CSEP 544 Homework 3

Objectives:

To gain experience with XQuery, constraints, triggers, query execution and query optimization.

Number of points:

150

Due date:

Monday, May 17, 2004 5:45 pm

Turn-in:

Turn in a plain text file called solution.txt and query optimization diagrams in a PNG called optimization.png. A PDF combining both is also fine. The turn-in web form also allows you to turn in a zip file, which can contain other files if necessary. Alternatively, you may hand in a printout at the beginning of lecture.

Homework Problems:

1. Writing XML Queries [50 points]

For this part of the assignment, you will be writing XQueries and feed them into Galax. The two data instances are Mondial and Reed. Download mondial-3.0.xml and reed.xml (the .dtd files give you an idea of the structure, but is not necessary for the assignment). Write XQueries to answer the following English queries:

For each instructor, list all the courses he/she teaches in the format of [subject] [course number]: [title]. (e.g. <course> ANTH 211 Introduction to Anthropology </course>)
Find all the "over crowded provinces" in China, where "over crowded provinces" are defined to be the ones whose population density is greater than that of China itself.

For this question you need to run galax: a brief tutorial on how to do this is Here. Alternatively, you can easily install it yourself on any machine you want, from here (get version 0.3.0 for Win32).

2. Constraints, Assertions, Triggers [32 points]

Consider the following relational schema. An employee can work in more than one department; the pct time field of the Works relation shows the percentage of time that a given employee works in a given department.

Emp(eid: integer, ename: string, age: integer, salary: real) Works(eid: integer, did: integer, pct time: integer) Dept(did: integer, budget: real, managerid: integer)
Write integrity constraints (domain, key, foreign key, or CHECK constraints; or assertions) or triggers to ensure each of the following requirements, considered independently.

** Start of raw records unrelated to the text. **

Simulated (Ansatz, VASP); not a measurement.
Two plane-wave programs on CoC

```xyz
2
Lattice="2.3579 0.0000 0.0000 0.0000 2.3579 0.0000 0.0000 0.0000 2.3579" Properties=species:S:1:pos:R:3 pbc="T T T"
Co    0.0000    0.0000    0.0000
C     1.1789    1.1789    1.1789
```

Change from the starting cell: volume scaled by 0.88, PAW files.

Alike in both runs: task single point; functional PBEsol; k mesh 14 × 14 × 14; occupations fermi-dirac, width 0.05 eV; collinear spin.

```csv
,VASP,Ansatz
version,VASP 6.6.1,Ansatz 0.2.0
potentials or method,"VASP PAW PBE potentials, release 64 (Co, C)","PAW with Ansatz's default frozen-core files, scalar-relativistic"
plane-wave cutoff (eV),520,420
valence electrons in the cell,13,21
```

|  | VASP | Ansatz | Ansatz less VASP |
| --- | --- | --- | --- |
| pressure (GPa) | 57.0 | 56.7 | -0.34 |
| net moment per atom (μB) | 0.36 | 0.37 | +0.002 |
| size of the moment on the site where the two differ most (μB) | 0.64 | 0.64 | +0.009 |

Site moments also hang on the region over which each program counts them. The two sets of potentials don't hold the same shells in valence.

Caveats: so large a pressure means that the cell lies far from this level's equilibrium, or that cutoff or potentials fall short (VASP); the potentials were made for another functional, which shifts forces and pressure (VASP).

Employees must make a minimum salary of $1000.
Every manager must be also be an employee.
A manager must always have a higher salary than any employee that he or she manages.
Whenever an employee is given a raise, the manager’s salary must be increased to be at least as much.
Whenever an employee is given a raise, the manager’s salary must be increased to be at least as much. Further, whenever an employee is given a raise, the department’s budget must be increased to be greater than the sum of salaries of all employees in the department.

3. Query Execution/Optimization [48 points]

Consider the following scenario:

Dept(did: integer, projid: integer, budget: real, status: char(10)) Proj(projid: integer, code: integer, report: varchar)
Assume that each Dept record is 40 bytes long and each Proj record is 2000 bytes long on average. There are 5000 tuples in Dept (note that did is not a key by itself) and 1000 tuples in Proj. Each department, identified by did, has 10 projects on average. The file system supports 4000 byte pages, and 12 buffer pages are available. All following questions are based on this information. You can assume uniform distribution of values. State any additional assumptions. The cost metric to use is the number of page I/Os.

Consider the following query:

SELECT D.did, COUNT(*) FROM Dept D, Proj P WHERE D.projid=P.projid AND D.budget>99000 GROUP BY D.did
Assume that department budgets are uniformly distributed in the range 0 to 100,000.

Draw the most naive query execution tree.
Assuming no prior indices, what is the best join algorithm to use? Be sure to show that there is enough buffer space to run the algorithm you chose.
Using the algorithm you chose above, compute the cost of executing this join.
Now draw the best query execution plan you can think of for this query.
How does this change the cost of the join algorithm you chose above?
Now suppose that there is a clustered B+ tree index on {D.did, D.budget} and a hash index on {P.projid}. Describe the plan with the lowest estimated cost.

4. Query Optimization [20 points]

Consider the following relational schema, that includes two relations:

Movie(title, director, year, genre, length) Revenues(year, average)

Consider the following query, which asks for revenue on comedies per year:

SELECT year, Count(title) * Revenues.average AS YearTotal FROM Revenues, Movie WHERE Movie.year=Revenues.year AND genre=comedy GROUP BY year
Can you propose a transformations on the above query that is likely to reduce the cost of evaluating the query?
Suppose the query was modified to also return the number of comedies made per year, i.e.,

SELECT year, Count(title) * Revenues.average AS YearTotal, Count(*) FROM Revenues, Movie WHERE Movie.year=Revenues.year AND genre=comedy GROUP BY year
Would the above optimizations you proposed above still be valid? Why or why not?